Even at age 69, Tom Jones still makes it rain panties. Dozens of undergarments bombarded the sex-obsessed singer at his concert Friday at the Riverside Theater, hurled by women of a certain age and women well beyond that certain age. The audience was sometimes caught in the crossfire, with ill-thrown underwear from the balcony landing on the heads of those on the ground floor.
Jones' bronze voice is still in fine form and he's still a deft dancer-you'd have to be not to slip on any of the panties scattered across the stage-though with his gray hair and slightly stocky frame, he more closely resembled Darrell Hammond's "Saturday Night Live" Sean Connery impersonation than the limber showman seen on his 1960s and '70s album covers. The overheated crowd didn't seem to mind. Their shrieks turned deafening when Jones opened his shirt, already unbuttoned past most of his ribs, to reveal, then tweak, a nipple.
"What type of show is this turning into?" Jones asked with feigned modesty as a chorus of women screamed for him to strip further.
There's a serious music lover hidden underneath Jones' kitschy sex-symbol veneer, and it came across in covers of songs by Jerry Lee Lewis, Bill Withers and Willie Dixon, whose "300 Pounds of Joy" Jones refashioned as a more form-fitting "200 Pounds." He also included a generous helping of cuts from his latest album, 24 Hours, which, thanks to his fiery backing band, were as bombastic and funky as anything else he played.

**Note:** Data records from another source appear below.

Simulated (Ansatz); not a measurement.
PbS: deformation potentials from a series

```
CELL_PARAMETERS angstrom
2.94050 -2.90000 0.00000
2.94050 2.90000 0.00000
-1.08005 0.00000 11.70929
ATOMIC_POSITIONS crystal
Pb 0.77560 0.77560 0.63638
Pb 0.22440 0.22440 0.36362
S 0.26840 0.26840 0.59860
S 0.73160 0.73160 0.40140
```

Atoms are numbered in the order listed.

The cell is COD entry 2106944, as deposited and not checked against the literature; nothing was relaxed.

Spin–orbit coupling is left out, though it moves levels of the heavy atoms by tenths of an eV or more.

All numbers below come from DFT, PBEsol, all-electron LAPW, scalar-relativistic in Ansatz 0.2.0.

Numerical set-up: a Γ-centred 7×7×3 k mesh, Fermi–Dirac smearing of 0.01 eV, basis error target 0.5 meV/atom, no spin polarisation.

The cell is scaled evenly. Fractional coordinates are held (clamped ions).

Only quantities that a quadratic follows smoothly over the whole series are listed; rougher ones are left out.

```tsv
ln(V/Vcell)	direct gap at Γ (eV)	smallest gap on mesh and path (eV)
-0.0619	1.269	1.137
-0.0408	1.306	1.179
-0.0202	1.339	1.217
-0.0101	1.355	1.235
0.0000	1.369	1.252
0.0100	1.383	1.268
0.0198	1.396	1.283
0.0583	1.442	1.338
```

By the end of the first set, Jones had already exhausted his major hits-"Delilah," "What's New, Pussycat," "She's a Lady," "Sex Bomb" and "It's Not Unusual"-setting the stage for an amiably loose, informal encore with a pair of covers that again put Jones' confident footwork (and his insatiable libido) on full display: Shocking Blue's "Venus" and Prince's "Kiss."